Week 2 Update

Tyler Price
Jan 25, 2023
4 min read

This Week

Team Goal: Run first iteration of respective code assignments

Personal Goal: Isolate a single card from the background

My main goal this week was to successfully localize a single card from the background. This involves identifying the quadrilateral bounding box of each card, warping the image to correct for perspective, and resizing and cropping it into a 60x90 image containing just the card background and the pattern.

I started off researching online to see how others have done playing card localization in the past and found a couple of very helpful sources: a YouTube video where someone explained how they localized regular playing cards from a dark background using OpenCV, and a blog post of someone who created a SET solver using OpenCV.

From my research I determined this type of object localization is most commonly done using the following process:

Convert the image to grayscale. This makes the image simpler to work with as it has fewer channels and colors are irrelevant to finding the card bounding box.
Blur the image. This reduces noise in the image and removes visual artifacts that would interfere with contouring in later steps. Gaussian blurring is particularly good at removing Gaussian noise from images.
Threshold the image. This will set each pixel to either black or white depending on whether its intensity exceeds a certain threshold value.
Draw contours and approximate them as polygons. OpenCV's findContours() and approxPolyDP functions are used to isolate the card boundary contours and approximate them as quadrilaterals.
Apply warp transform. This warps the image so it appears as if viewed head-on instead of skewed from the camera's perspective.

To test out this process, I took the picture below using the OpenMV board. For the remainder of this post all my work is done in a Google Colab notebook.

I first tried the first three steps: grayscale, blur, and threshold.

For the thresholding step I used an adaptive Gaussian threshold, which means the threshold for each pixel is the Gaussian weighted sum of the surrounding block of pixels minus a tunable constant.

The advantage of adaptive thresholding is that since the threshold is uniquely calculated for each part of the image, the results will be more consistent across different lighting conditions (e.g. if there is glare or a shadow on one region of the image). I played around with the block size and constant parameters and settled with a block size of 11 and constant of 2.

I also tweaked the Gaussian blurring parameters in conjunction with the threshold until I obtained a result that seemed to minimize the number and size of small blotches after thresholding. I tweaked the blurring kernel size and sigma values and eventually settled on a kernel size of 5x5 and sigma of 20. I noticed that having a large sigma value created a very strong blur that removed all extraneous visual artifacts after thresholding.

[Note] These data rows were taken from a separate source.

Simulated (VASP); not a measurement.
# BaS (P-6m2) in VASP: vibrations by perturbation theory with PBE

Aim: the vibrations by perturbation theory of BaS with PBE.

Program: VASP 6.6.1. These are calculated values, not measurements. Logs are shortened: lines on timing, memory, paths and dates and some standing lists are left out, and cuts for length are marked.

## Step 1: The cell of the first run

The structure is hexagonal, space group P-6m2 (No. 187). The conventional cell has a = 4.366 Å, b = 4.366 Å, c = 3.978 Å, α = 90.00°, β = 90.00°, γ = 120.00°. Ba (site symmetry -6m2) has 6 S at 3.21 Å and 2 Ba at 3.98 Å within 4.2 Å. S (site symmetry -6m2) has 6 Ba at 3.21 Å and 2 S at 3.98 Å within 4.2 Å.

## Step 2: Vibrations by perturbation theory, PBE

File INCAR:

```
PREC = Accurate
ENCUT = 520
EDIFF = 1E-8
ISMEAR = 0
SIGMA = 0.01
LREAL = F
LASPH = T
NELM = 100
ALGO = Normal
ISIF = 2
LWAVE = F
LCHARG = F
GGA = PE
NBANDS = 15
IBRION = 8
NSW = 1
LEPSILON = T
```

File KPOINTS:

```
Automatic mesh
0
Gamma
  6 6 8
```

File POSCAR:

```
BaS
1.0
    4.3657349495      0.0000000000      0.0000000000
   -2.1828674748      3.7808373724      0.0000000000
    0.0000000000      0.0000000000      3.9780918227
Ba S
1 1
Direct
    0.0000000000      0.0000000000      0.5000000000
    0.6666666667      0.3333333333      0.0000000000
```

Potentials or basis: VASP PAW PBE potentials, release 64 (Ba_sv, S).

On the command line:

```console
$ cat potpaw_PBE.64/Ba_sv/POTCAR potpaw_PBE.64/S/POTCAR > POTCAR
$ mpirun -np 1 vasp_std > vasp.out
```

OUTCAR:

To ensure there were absolutely no random spots in the image, I did one erosion dilation cycle. Erosion shrinks all high-value regions (in this case white) while dilation shrinks all the low-value regions (in this case black). It works by replacing each pixel with the minimum (erosion) or maximum (dilation) value underneath the kernal. A helpful resource I found on the erosion and dilation technique was this lecture on localization from IEEE at UCLA's Pocket Racer's project starting on slide 47. I arbitrarily chose a 3x3 kernel size for the process, which yielded the below result. Note how all the lines inside the striped ovals have disappeared after erosion.

With all the preprocessing done to accentuate the card boundaries, it was finally time to detect contours. First, using OpenCV's findContours() method using the RETR_EXTERNAL retrieval mode, I was able to isolate just the outer boundaries of the cards. RETR_EXTERNAL only finds the extreme outer contours (i.e. not those of the internal shapes), which is sufficient since all I am trying to do now is identify card boundaries.

Next, using approxPolyDP(), I found the quadrilaterals most closely matched with the card contours. This function will find the polygon with the minimum number of points that bests approximates the contour, subject to the parameter epsilon, which is essentially the furthest away the points are allowed to be from the original contour. I found a value of 0.1 times the contour's arclength yielded good results. At low values of epsilon, additional points would be included to adhere the resulting polygon along the rounded corners of the card profiles.

The final step is to warp and resize the images. I used OpenCV's getPerspectiveTransform() and warpPerspective() to correct the perspective skewing on each quadrilateral. I noticed the rectangles still included slivers of the black background behind each card, so I had the warp transform fill a 70x100 area, and then cropped it 5 pixels on each side to obtain a 60x90 image of the card.

I was originally seeing inconsistent orientations for the cards, as pictured below. It turns out approxPolyDP() does not guarantee any particular ordering of the points. To fix this, I wrote a function which sorts the points by X and Y coordinates and re-orders them so that they are always clockwise starting from the top-left corner.

Next Week

Team Goal: Work on pre-processing so we have a standardized way of reducing noise in the cards.

Personal Goal: Run card localization in realtime on the OpenMV board to determine FPS performance.

Overall, this week's progress went better than anticipated, as I was able to localize several cards at once instead of just one.

Going into next week, my and Bradley's team goal is to standardize our pre-processing steps since a lot of it is redundant. For example, if I perform thresholding and blurring as part of localization, but only give him the final warped portion of the original image, he may need to do blurring and thresholding again. Reducing redundant processing steps will help our system run faster.

My personal goal will be to take what I have currently running on Google Colab code and port it to the OpenMV H7 board. I am a bit wary of how many frames per second the board will be able to keep up with, since all the above processing steps need to be done each frame, for each card in the frame. In any case, that is a challenge for next week :)